Starting a restaurant from scratch is a lot of work. You need to find a location, purchase equipment, obtain licenses and permits, build a loyal customer base – and that’s just the start. You don’t have to start a restaurant yourself, though. A lot of would-be owners should consider buying an existing one.
Purchasing a restaurant helps alleviate a lot of the initial issues when starting a restaurant, and you may consider buying a bar / restaurant that you frequent often. When you go into a local establishment and find that it’s always filled with patrons laughing and drinking, it may seem like a good choice for a purchase.
But there are a lot of questions to ask when buying a business. If you’re looking for a restaurant to purchase, you must-know the following facts:
1. Why is the Owner Selling the Restaurant?
One of the most important questions to ask when buying a restaurant is: why is the owner selling? You'll find that owners may be reluctant to answer this question in full truth because the truth may impact the sale of the business.
Owners may be relocating, and in this case, operating the restaurant may no longer be viable.
Along with the owner’s answer, you’ll also want to take your time to create your own restaurant due diligence checklist. Some of the many items on your list should be finding out the answers to the following questions:
- Has the neighborhood been changing?
- Has crime in the area risen?
- Has the reputation of the restaurant declined in recent months?
- Has there been a major increase in competition?
You'll need to do your own research here so that you can have a clear picture of why the restaurant owner wants to sell.
2. You’ll Be Owning All of the Assets
If you don’t know how to value a restaurant, you may not know that assets are part of the valuation. These items may have immense value, and when they’re conveyed in the sale of the establishment, you need to know the condition of the equipment. You have the right during the restaurant purchasing process to have someone come in and inspect all of the equipment.
It's important that someone with knowledge of the business assess all of the assets to ensure that they’re still in operable condition. If the assets are still in good condition, that’s a good thing.
If not, you can request that the items be repaired or replaced. Owners that are not willing to do this may be willing to lower the sales price to compensate for the broken equipment.
A few questions you’ll want to ask are:
- When was the equipment purchased?
- Does any of the equipment have any issues?
- When was the equipment last repaired?
- Does any of the equipment still have a warranty?

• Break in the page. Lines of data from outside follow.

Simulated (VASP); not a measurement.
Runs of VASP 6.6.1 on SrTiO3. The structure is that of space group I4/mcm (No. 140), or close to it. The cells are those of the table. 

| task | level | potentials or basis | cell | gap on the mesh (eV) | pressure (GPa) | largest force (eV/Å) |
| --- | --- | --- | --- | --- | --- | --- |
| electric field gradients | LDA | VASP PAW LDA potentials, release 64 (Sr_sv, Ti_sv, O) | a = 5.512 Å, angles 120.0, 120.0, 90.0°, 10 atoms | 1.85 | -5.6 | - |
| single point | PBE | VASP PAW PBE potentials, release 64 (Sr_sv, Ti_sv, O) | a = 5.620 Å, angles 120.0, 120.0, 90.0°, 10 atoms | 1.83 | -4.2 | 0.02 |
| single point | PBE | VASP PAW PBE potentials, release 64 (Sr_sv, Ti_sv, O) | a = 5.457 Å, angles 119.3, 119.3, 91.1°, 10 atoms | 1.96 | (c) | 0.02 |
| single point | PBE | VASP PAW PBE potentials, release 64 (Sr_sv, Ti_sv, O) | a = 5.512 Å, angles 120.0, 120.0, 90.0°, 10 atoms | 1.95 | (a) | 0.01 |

3. Liquor Licenses May or May Not Transfer
Buying a business means that you’ll be able to gain access to vendor and contract agreements, insurance policies and business licenses as well as intellectual property assets unless otherwise noted.
Liquor licenses may or may not be difficult to obtain in your city. You must inquire, with the city, if the license will transfer with the purchase of the business. In some states, it’s very difficult to obtain a liquor license, and if the license is not transferrable, you may be missing out on a lot of potential revenue.
In this case, the business valuation cannot include liquor sales because you may have to shut down all sales of alcohol until you receive a license.
You also have to consider the local crowd. If people seem to go to the establishment on Sunday, Monday or Thursday during the fall and that’s because they’re watching sports on the big screen, will these individuals still go to the restaurant if you’re no longer legally allowed to sell liquor?
4. You’re Liable for All Liabilities, Too
You’re in an exciting position to become the owner of a thriving business, but while the outside of the business may seem great, you have to dig deeper into what’s happening behind the scenes. The seller’s lawyer is going to work on the seller’s behalf, so you need to be very diligent to protect yourself during the purchase.
When a business is purchased, you’ll acquire:
- Tax liabilities
- Health code violations
- Labor code violations
You'll also be required to meet all of the financial obligations of the business, such as:
- Accounts payable
Everything will be your responsibility, and if staff is owed $15,000, you’ll be responsible for paying them. You'll also want to inquire about the lease terms when making a purchase. This should be done by taking directly to the owner of the building.
Perhaps the owner of the building will not resign a lease, so the owner is selling due to having to relocate knowing that location is what really makes the business special.
5. Non-compete Agreements are Common
When signing a contract, you can request that the seller sign a non-compete clause. A scenario where this might be applicable is when the owner states that they’re shutting down the business and staying local.
You know first-hand that when you go into the establishment, the owner is really the face of the business. The owner has a rolodex of names and information in their head of every patron that walks through the door. People always go up to the owner to talk to them, give them a hug or shake their hand.
If this is the case, a non-compete agreement may be necessary.
You can have restrictions, such as a non-compete, for a certain number of years, or the request that the owner not open up a similar business within a ten-mile radius of the restaurant. The last thing you want, as a buyer, is for the owner to sell and open a similar business knowing that their loyal customers will follow.
If the seller is older or in ill health, you may not need an agreement to be signed.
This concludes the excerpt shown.